Flame Graphs in Rust on Linux

I’ve been working on a few toy Rust programs and libraries of late. One of these is dolby, an implementation of Adaptive Count-Min Sketch as detailed in this paper from Microsoft Research. CMS data structures are designed to deal with the problem of counting things at scale - when your incoming data stream is (essentially) infinite, how can you reason about the data using only finite resources? CMS algorithms and structures get around that by using probability - they can give you approximate answers.

Running an algorithm like this at scale is likely to amplify any inefficiencies in the implementation, and knocking off a few seconds, milliseconds, or even microseconds off the running time of a loop or other section of the program can yield massive rewards. And a great way to identify potential improvements or discovering problematic issues is with flame graphs.

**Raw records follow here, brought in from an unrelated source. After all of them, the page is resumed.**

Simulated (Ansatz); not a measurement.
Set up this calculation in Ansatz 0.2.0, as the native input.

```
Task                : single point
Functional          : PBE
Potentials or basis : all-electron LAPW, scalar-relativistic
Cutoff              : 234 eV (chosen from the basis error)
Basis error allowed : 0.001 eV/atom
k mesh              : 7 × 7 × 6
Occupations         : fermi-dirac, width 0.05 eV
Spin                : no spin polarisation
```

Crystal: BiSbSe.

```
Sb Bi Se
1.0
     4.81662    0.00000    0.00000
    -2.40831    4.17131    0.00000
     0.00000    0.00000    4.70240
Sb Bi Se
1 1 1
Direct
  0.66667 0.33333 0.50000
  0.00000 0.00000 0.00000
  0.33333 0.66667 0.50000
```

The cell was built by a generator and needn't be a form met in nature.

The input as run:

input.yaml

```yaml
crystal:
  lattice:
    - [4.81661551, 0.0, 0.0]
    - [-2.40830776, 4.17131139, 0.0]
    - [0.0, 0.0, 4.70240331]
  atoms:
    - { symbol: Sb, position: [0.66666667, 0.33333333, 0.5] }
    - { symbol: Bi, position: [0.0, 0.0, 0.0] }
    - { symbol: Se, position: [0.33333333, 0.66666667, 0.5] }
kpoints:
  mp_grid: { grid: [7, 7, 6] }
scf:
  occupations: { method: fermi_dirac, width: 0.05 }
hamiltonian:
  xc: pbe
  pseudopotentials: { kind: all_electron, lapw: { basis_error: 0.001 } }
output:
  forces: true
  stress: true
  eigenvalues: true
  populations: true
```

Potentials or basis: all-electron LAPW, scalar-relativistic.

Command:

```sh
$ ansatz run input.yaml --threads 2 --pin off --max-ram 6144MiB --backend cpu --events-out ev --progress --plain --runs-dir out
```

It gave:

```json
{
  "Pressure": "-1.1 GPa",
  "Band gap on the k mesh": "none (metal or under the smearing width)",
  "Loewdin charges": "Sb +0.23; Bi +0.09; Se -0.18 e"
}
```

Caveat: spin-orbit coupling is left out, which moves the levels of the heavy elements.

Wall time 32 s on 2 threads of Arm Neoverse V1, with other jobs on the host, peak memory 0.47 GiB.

(The following was all done on a Ubuntu 16.04 machine, but don’t worry! I’m not using any fancy BPF tricks or anything - as long as you can run a recent-ish perf on your machine (mine is 4.4.15), you should be able to replicate this fairly easily.)

In order to get useful information out of our profiling tools, we need to tell the Rust compiler (rustc) to include DWARF debugging symbols in the binary it is going to create. To do this, we add a small section to our cargo.toml file:

    [profile.release]
    debug = true

Once we have built the binary with cargo build, we can do a system-wide profile using perf. Here I’m running a test against 10 million entries being added to a dolby data structure:

    root# perf record -ag  ~/dolby/target/debug/dolby

(the -a flag ensures profiling capture on all CPUs, the -g flag switches on stack-chain recording, which is needed to build the flame graph structure)

After that has finished, we can use Brendan Gregg’s flame graph tools to convert the output into graphical form.

    perf script | ~/FlameGraph/stackcollapse-perf.pl | ~/FlameGraph/flamegraph.pl > rust.svg

Opening rust.svg in a browser gives us a fancy flame graph!

Rust.svg

Looking at the graph, it seems that the majority of the time dolby is on-CPU, it is running the insert method. Which makes sense, seeing as the test harness is firing 10m numbers into the structure! We can also see by walking up the chain that insert spends most of its time in the hash_index method, and most of the samples inside hash_index are actually while Rust is doing hashing calculations within the murmurhash3 crate. Changing the hash function to something less expensive than murmurhash3 may therefore result in improved insert performance.

Anyhow - flame graphs in Rust! They’re easy! Use them!